If I were to try to characterize contemporary Russian cinema (or at least the one that manages to break through the lack of funding and difficulties in satisfying state censors) in one sentence, I would say: it is a cinema whose nature is to combine social problems with metaphysics. Gerda by Natalya Kudryashova is a clash of these two worlds – a delicate, innocent soul with wild everyday life in which one has to fight for survival.
Lera (Anastasiya Krasovskaya) is a sociology student at the local university. The father-alcoholic (Darius Gumauskas) abandoned his family for another woman, but regularly returns in increasingly aggressive intoxication to “talk”, worsening the mental state of Lera’s mother (Yuliya Marchenko), who is suffering from neurosis. Lera is forced by fate to provide for her family, so she leads a double life – a student by day and a dancer in an erotic club by night.

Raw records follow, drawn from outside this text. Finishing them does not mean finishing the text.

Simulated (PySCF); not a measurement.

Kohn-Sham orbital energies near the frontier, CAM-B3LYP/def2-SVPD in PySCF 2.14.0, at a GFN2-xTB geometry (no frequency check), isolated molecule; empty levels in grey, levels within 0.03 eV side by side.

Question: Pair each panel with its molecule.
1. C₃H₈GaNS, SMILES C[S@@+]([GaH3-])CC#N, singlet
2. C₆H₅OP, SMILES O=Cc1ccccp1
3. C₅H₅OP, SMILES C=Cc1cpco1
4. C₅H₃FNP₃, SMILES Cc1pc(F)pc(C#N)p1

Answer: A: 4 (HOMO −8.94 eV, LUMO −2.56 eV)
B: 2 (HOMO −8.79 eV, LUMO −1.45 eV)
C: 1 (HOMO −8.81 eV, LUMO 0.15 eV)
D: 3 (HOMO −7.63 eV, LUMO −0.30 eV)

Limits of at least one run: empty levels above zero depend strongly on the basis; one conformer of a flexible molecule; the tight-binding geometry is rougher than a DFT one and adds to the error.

Led by the director, Krasovskaya creates the character of the fragile, innocent Lera with remarkable sensitivity and delicacy. Despite the fact that the heroine does not face any adversities or even sharp comments from her colleagues from the club, accepting them in silence, an enormous, unexplained strength emanates from her. At one point, Lera’s mother sheds light on the source of this ephemeral force, pulling out an old, childhood photo of her daughter. The photo is failed, it has been overexposed – but in such a way that it seems that little Lera has wings. “Lera is under such pressure that she cannot spread her wings, but one day…”, says the mother with the kind of brazen irony that only mothers can afford.
The protagonist’s entire life seems to be overexposed in some way – as if the recurring dreams in which Lera sees her own soul are cracks in the matrix of reality, like those childhood photo wings that she still cannot unfold. Yes, it seems that the heroine does not belong to any of the worlds, she is stuck somewhere in between – but she can inexplicably influence reality, changing the invisible and affecting the visible.
Kudryashova’s film is being somewhere on the verge of magical realism through a visual bravado. For example, through a long, trance-like dance sequence, counterbalancing Lera’s quiet emotions. One can get the impression that the metaphorical spreading of wings is not only about finding Lera’s own way and coming to terms with her own self, with her fragile soul, but also about emancipation: as an independent individual and as a young woman. And although the Russian director’s story may not have avoided stumbles and cracks in its own structure, one can be sure that Kudryashova will one day spread her wings.